And even though logic and might is on the side of great big, and even though it looks like little tiny will certainly be crushed, still, little tiny is invited to live defiantly into a different view of the future.  They are invited to move from worry to generosity, from fretting to sharing.  They are called to trust that God will sustain them, and even more, that God will use them to bring life and hope to the world. 

This is a strange text, perhaps, for stewardship Sunday, but I love that it has fallen in our laps today. Because, perhaps it’s actually perfect for stewardship Sunday, when it asks us, Which voice will you listen to? Which script will you live in?
You get this one life. How will you live it?
We get this shot at being this community of followers of Jesus Christ together. 
How will we live it? 
If it’s all gift, given by the generosity and grace of God, inviting us to join Jesus in sharing life with each other in love and hope – how will we play the hand we’ve been dealt? 
How will we spend the years, the days and hours, the resources and relationships that we have? 
What will they be for?

For many months, your ruling elders have been committed to sitting in the questions of discernment, to seeking and listening and not rushing and not being driven by anxiety or pressure or worry or fear.  And this month Session made a very deliberate choice yet again, to live in trust instead of fear. To be guided by purpose instead of worry.  To recognize that the ministry of this community is God’s and not ours.
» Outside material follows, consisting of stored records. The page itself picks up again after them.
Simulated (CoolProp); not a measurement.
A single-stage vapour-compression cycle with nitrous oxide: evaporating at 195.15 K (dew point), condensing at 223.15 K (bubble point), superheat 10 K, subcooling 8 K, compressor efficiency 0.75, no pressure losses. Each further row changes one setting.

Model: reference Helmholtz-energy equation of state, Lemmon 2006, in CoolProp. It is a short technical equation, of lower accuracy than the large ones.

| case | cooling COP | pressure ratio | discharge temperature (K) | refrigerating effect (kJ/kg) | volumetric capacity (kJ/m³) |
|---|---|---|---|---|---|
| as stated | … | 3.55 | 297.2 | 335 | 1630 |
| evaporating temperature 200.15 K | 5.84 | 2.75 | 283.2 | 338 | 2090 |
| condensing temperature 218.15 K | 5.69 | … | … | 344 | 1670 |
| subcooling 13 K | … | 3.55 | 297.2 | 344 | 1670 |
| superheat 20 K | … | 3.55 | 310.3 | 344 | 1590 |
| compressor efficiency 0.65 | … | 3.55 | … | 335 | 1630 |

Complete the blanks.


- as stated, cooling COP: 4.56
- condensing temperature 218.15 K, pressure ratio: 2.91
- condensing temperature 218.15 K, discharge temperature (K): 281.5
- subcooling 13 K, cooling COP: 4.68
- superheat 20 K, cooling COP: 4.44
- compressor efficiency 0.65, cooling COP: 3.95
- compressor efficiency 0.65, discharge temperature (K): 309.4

But, this only works if God is real and is leading us; it doesn’t work if “God” is just a belief or an idea made of platitudes and doctrine.  Because if God isn’t real, if we say that God is real, but in our hearts God is just an idea, and the Christian life is just about trying to do good things or be good people, then we should probably listen to the voice of the general, that says, You’re tiny, Can you even afford a pastor? You’ve been spending down your endowment forever – at the rate you’ve gone you only have a couple of years left!  The fact that you’re still here is just luck.  There is no future for you.  Why don’t you just give up?  You’re going down eventually anyway.  The Church (capital C) is going down; just look at all the evidence of your irrelevance!  You’ve been beaten, little tiny, it’s time to face the facts! 

But the voice of the prophet, gently asserts that God says to us:
You are mine. I have a purpose for you. You are not just to exist or survive; you are a beacon of hope and a place of sanctuary!  You are given to each other and those around you to share each other’s burdens and joys, and to seek God together. I will provide for you, I always have and I always will.

I am the God of Abraham – remember him? And Sarah, Isaac, Jacob, Rebekah, Joseph, and murdering, stuttering Moses.  Remember the Egyptian army and the red sea and ‘Be still and God will fight for you’? Remember David? And Solomon? Remember how I’ve said again and again that I don’t want great sacrifice and perfect purity and impressive tributes of glory, but simple justice and loving kindness and attentive humility that seeks me?

Which voice will we trust? 
The general? The powerful voice of might and logic? 
Or the prophet - who says God uses the weak and the broken, calls the unexpected and the unimpressive, works through the less-than-perfect instead of the have it all togethers – (whoever they may be)?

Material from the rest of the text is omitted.